Get subdomain from URL using Python

2019-02-21 15:51发布

问题:

For example, the address is:

Address = http://lol1.domain.com:8888/some/page

I want to save the subdomain into a variable so i could do like so;

print SubAddr
>> lol1

回答1:

urlparse.urlparse will split the URL into protocol, location, port, etc. You can then split the location by . to get the subdomain.

url = urlparse.urlparse(address)
subdomain = url.hostname.split('.')[0]


回答2:

Package tldextract makes this task very easy, and then you can use urlparse as suggested if you need any further information:

>> import tldextract
>> tldextract.extract("http://lol1.domain.com:8888/some/page"
ExtractResult(subdomain='lol1', domain='domain', suffix='com')
>> tldextract.extract("http://sub.lol1.domain.com:8888/some/page"
ExtractResult(subdomain='sub.lol1', domain='domain', suffix='com')
>> urlparse.urlparse("http://sub.lol1.domain.com:8888/some/page")
ParseResult(scheme='http', netloc='sub.lol1.domain.com:8888', path='/some/page', params='', query='', fragment='')

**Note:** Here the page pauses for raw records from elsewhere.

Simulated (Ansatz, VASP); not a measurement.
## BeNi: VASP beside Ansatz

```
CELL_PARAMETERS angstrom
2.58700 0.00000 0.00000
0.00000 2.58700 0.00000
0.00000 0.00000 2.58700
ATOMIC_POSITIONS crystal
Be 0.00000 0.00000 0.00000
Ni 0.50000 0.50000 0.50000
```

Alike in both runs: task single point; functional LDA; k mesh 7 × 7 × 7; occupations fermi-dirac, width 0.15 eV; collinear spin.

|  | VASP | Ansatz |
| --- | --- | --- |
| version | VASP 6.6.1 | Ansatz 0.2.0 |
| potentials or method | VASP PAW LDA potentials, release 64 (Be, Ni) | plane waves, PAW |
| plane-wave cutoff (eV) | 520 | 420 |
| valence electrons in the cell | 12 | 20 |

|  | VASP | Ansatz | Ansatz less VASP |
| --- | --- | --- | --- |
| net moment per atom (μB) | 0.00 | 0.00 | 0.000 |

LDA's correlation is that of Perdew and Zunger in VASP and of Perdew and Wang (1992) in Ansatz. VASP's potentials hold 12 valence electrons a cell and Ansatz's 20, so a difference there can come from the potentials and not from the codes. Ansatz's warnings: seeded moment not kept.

Note that tldextract properly handles sub-domains.



回答3:

Modified version of the fantastic answer here: How to extract top-level domain name (TLD) from URL

You will need the list of effective tlds from here

from __future__ import with_statement
from urlparse import urlparse

# load tlds, ignore comments and empty lines:
with open("effective_tld_names.dat.txt") as tldFile:
    tlds = [line.strip() for line in tldFile if line[0] not in "/\n"]

class DomainParts(object):
    def __init__(self, domain_parts, tld):
        self.domain = None
        self.subdomains = None
        self.tld = tld
        if domain_parts:
            self.domain = domain_parts[-1]
            if len(domain_parts) > 1:
                self.subdomains = domain_parts[:-1]

def get_domain_parts(url, tlds):
    urlElements = urlparse(url).hostname.split('.')
    # urlElements = ["abcde","co","uk"]
    for i in range(-len(urlElements),0):
        lastIElements = urlElements[i:]
        #    i=-3: ["abcde","co","uk"]
        #    i=-2: ["co","uk"]
        #    i=-1: ["uk"] etc

        candidate = ".".join(lastIElements) # abcde.co.uk, co.uk, uk
        wildcardCandidate = ".".join(["*"]+lastIElements[1:]) # *.co.uk, *.uk, *
        exceptionCandidate = "!"+candidate

        # match tlds: 
        if (exceptionCandidate in tlds):
            return ".".join(urlElements[i:]) 
        if (candidate in tlds or wildcardCandidate in tlds):
            return DomainParts(urlElements[:i], '.'.join(urlElements[i:]))
            # returns ["abcde"]

    raise ValueError("Domain not in global list of TLDs")

domain_parts = get_domain_parts("http://sub2.sub1.example.co.uk:80",tlds)
print "Domain:", domain_parts.domain
print "Subdomains:", domain_parts.subdomains or "None"
print "TLD:", domain_parts.tld

Gives you:

Domain: example
Subdomains: ['sub2', 'sub1']
TLD: co.uk


回答4:

What you are looking for is in: http://docs.python.org/library/urlparse.html

for example: ".".join(urlparse('http://www.my.cwi.nl:80/%7Eguido/Python.html').netloc.split(".")[:-2])

Will do the job for you (will return "www.my")



回答5:

A very basic approach, without any sanity checking could look like:

address = 'http://lol1.domain.com:8888/some/page'

host = address.partition('://')[2]
sub_addr = host.partition('.')[0]

print sub_addr

This of course assumes that when you say 'subdomain' you mean the first part of a host name, so in the following case, 'www' would be the subdomain:

http://www.google.com/

Is that what you mean?



回答6:

For extracting the hostname, I'd use urlparse from urllib2:

>>> from urllib2 import urlparse
>>> a = "http://lol1.domain.com:8888/some/page"
>>> urlparse.urlparse(a).hostname
'lol1.domain.com'

As to how to extract the subdomain, you need to cover for the case that there FQDN could be longer. How you do this would depend on your purposes. I might suggest stripping off the two right most components.

E.g.

>>> urlparse.urlparse(a).hostname.rpartition('.')[0].rpartition('.')[0]
'lol1'


回答7:

We can use https://github.com/john-kurkowski/tldextract for this problem...

It's easy.

>>> ext = tldextract.extract('http://forums.bbc.co.uk')
>>> (ext.subdomain, ext.domain, ext.suffix)
('forums', 'bbc', 'co.uk')